YANGON (Reuters) - Myanmar’s president gave his backing on Thursday for amending a military drafted constitution and indicated support for changes that would make Nobel Peace Prize winner Aung San Suu Kyi eligible to lead the country.
Thein Sein, the reformist general and former top member of the army regime that ruled Myanmar for 49 years, said changing the constitution could help national reconciliation and he did not support laws that bar anyone from becoming president.
“I would not want restrictions being imposed on the right of any citizen to become the leader of the country,” Thein Sein said in a monthly televised address to the nation.
“At the same time, we will need to have all necessary measures in place in order to defend our national interests and sovereignty.”
The comments by the president are likely to be welcomed by opposition leader Suu Kyi, the 68-year-old leader of a peaceful two-decade struggle against military dictatorship, who has in recent months stated her wish to become president.
For now, Suu Kyi is ineligible for the top post because her two sons are British citizens.
The comments are the latest show of openness by a president who has surprised the world with an array of reforms that were unimaginable under the junta, like the release of hundreds of political prisoners, liberal investment laws, legalizing protests and scrapping of media censorship.

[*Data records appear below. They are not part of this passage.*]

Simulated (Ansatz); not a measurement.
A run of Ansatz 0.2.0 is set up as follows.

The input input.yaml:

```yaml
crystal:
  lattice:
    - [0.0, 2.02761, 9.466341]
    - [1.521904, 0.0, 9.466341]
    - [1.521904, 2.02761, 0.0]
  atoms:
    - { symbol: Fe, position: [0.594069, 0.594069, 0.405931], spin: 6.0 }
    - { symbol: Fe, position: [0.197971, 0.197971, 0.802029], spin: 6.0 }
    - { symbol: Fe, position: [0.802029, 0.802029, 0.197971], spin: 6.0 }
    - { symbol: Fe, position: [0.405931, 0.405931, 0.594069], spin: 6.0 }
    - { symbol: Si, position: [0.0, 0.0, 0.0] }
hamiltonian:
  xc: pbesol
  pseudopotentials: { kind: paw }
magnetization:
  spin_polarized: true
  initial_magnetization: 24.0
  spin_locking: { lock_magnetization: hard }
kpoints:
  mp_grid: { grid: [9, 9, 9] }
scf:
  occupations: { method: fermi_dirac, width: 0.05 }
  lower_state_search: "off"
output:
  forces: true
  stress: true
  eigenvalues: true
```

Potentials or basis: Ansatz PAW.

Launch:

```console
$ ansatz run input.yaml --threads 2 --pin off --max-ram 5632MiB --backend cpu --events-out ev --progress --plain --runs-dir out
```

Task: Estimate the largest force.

Thein Sein, 68, has yet to declare whether or not he will retire from politics after the next election in 2015, or seek a second term. Other contenders include parliament speaker, Shwe Mann, 66, another key reformer who outranked Thein Sein in the former junta.
According to Myanmar’s constitution, the legislature, not the people, are responsible for choosing a president.
Three panels representing the lower house, the senate and lawmakers chosen by the military each nominate a presidential candidate. A vote of the bicameral parliament then takes place, where one of the three candidates is chosen as leader.
Myanmar’s parliament has appointed a committee to draft recommendations about how to change the constitution, which critics say is too centralized and offers too much power to the military.
The committee said on Wednesday it had received 323,110 suggestions via 28,247 letters ahead of the December 31 deadline for public feedback. It is expected to submit its report during the next house session, which starts on January 13.
Han Tha Myint, a senior member of Suu Kyi’s National League for Democracy (NLD) party, said the NLD had no immediate comment on the president’s speech.